[Numpy-discussion] DVCS at PyCon

josef.pktd at gmail.com josef.pktd at gmail.com
Fri Apr 10 21:30:52 EDT 2009


On Fri, Apr 10, 2009 at 5:47 PM, Matthew Brett <matthew.brett at gmail.com> wrote:
> Hi,
>
> I enjoyed this quote from http://www.eecs.harvard.edu/~cduan/technical/git/
>
> Summary: You can only really use Git if you understand how Git works.
>
> "When I first started using Git, I read plenty of tutorials, as well
> as the user manual. Though I picked up the basic usage patterns and
> commands, I never felt like I grasped what was going on “under the
> hood”, so to speak. Frequently this resulted in cryptic error
> messages, caused by my random guessing at the right command to use at
> a given time. These difficulties worsened as I began to need more
> advanced (and less well documented) features.
>
> After a few months, I started to understand those under-the-hood
> concepts. Once I did, suddenly everything made sense. I could
> understand the manual pages and perform all sorts of source control
> tasks. Everything that seemed so cryptic and obscure now was perfectly
> clear.
> Understanding Git
>
> The conclusion I draw from this is that you can only really use Git if
> you understand how Git works. Merely memorizing which commands you
> should run at what times will work in the short run, but it’s only a
> matter of time before you get stuck or, worse, break something."
>

break something:

I updated my eclipse so I can try out the git eclipse plugin. Except
for a description how to clone a github repository and push back to
it, I didn't find much information on the internet.

cloning from a remote repository (pymvpa), setting it up for local
version control in eclipse and converting to a pydev project went very
easily. Creating local branches and a clone in a parallel directory
tree also worked.

>From then on its working mostly blind. Working with branches in one
repository doesn't clearly indicate which branch I'm in and which
branch my files belong to. `checkout` doesn't appear to change the
visible files on the hard drive as with the command line, switching a
branch with `reset` can be soft, mixed or hard. `hard` changes the
files with a warning that all edits will be overwritten, but it
doesn't tell whether there are any uncommitted changes in files.

Fetching between clones seemed to work, there are still some things
that I need to figure out, it wasn't always clear whether my commits
actually happened or not. But finally with switching around, I managed
to get a "circular reference" in my clone, and now I cannot access it
as git repository any more. On the command line, git says this is not
a repository. So I guess it's gone with all the changes that are not
currently on the file system.

I still miss a git directory browser with status information for each
file, and I still didn't manage to get diffs between branches or
clones. I can fetch or push, but I cannot see directly what it is that
I'm pulling or pushing, except maybe a long alphanumeric status code.

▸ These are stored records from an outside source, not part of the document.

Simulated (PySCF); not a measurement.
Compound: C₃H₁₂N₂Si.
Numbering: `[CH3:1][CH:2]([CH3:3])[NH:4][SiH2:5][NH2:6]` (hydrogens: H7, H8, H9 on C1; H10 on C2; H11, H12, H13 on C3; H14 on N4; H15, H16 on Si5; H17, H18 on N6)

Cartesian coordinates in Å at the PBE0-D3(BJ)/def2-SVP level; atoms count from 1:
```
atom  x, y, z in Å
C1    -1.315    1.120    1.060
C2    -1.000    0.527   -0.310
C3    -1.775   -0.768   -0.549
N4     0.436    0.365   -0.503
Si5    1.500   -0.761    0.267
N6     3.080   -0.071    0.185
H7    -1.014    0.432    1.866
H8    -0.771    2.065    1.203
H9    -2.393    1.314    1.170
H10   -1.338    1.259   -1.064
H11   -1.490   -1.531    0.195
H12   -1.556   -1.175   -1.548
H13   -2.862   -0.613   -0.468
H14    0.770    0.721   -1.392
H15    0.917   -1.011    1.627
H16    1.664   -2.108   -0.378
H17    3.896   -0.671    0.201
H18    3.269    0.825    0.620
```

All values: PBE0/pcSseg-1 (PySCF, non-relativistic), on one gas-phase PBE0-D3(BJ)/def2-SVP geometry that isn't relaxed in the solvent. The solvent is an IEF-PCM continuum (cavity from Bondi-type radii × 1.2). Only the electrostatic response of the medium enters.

Without a help file, I wasn't sure what I was doing, but, for sure,
git eclipse is not foolproof and not very self-explanatory.

For someone used to a real and not a virtual file system, I will, for
now, stay away from saving any of my edits in branches, that might
disappear when I make a mistake. And both git gui and the eclipse
plugin seem to require still some work before they are really useful,
unless there are some working examples and recipes to proof my
impression wrong.
But from the webpages of the gui and eclipse plugin, there seems to be
currently a lot of work going on.

Simple cloning from and committing to a real remote repository seems
to work easily enough, but then there isn't much reason to switch away
from svn, if maintaining several local branches is a risky pain.

So for users who don't "get it", the branch system of bazar and
mercurial is a lot more intuitive than git.